Just like many other Americans, you may be hesitant about buying a home because of the grave crisis brought about by foreclosures on families that lost their homes. And you’re right. Families should not take loans they can’t pay.
But what if you can afford to buy a home for your family now that prices have become affordable?
Even if you find you won’t be able to buy a home after confronting your concerns about home buying, you still gain something. You’ll be able to start making adjustments so you can buy a home for your family in just a few years.
But if you’re able to buy a home after proving you can sustain loan payments, then you’ll be giving your spouse and children the comfort they need to go through life with confidence.

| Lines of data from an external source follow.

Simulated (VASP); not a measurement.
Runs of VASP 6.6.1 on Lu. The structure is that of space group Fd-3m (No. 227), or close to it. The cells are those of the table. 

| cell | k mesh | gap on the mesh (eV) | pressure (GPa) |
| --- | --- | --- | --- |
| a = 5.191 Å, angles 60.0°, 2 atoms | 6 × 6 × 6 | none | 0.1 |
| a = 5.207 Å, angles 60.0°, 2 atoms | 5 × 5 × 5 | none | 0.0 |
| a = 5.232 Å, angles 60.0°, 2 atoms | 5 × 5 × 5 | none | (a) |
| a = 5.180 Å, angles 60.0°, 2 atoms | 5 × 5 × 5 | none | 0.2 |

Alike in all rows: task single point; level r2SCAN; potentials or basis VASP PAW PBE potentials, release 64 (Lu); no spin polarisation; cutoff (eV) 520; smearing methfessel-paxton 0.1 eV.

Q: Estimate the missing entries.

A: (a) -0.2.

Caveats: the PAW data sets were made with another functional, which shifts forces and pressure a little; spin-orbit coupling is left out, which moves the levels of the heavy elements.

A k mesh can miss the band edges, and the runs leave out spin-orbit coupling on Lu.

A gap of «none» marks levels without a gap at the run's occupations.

One of the first things to confront your concerns is to dig into your finances and see if you can sustain monthly home loan payments. Of course, you already have an idea how much you can set aside for a mortgage if you’ve been able to save some amounts from your paychecks regularly.
There are three main areas they review when considering your loan application: debt-to-income ratio, credit report and down payment.
Debt-to-income ratio: This is the ratio of your total monthly debt payments to your total monthly income. Add your monthly debt payments, such as payment for your credit cards, car loans, appliance loans and student loans and then add your estimated monthly home loan payment.
You can get an estimate of your monthly home loan payment by looking at online listings of homes in your target area. These listings also provide estimated monthly payments.
If, for instance, your total monthly debt payments, including your estimated monthly home loan payment, add up to $2,000 and your total monthly income is $8,000, then your debt-to-income ratio is 25 percent. This ratio comes from dividing $2,000 by $8,000 and multiplying the result by 100 percent.
Since your ratio is far below the 36-percent ceiling of most banks, your application will certainly be approved barring no other reasons for disapproval.
Credit Score: This number that ranges from 300 to 850 indicates whether you’ve been paying your loan obligations faithfully on time. TransUnion, Equifax and Experian are the three agencies providing credit reports. If your credit score is below 620, you may have to improve it first before you’ll be approved for a home loan.
Down Payment: You may be required to pay a down payment of from 3.5 percent to 20 percent, depending on your credit score and other factors.
Benefit from Lower Home Prices and Mortgage Rates
Don’t wait too long for prices to go down further. They may already have reached their bottom. What’s more, mortgage rates may suddenly shoot up again.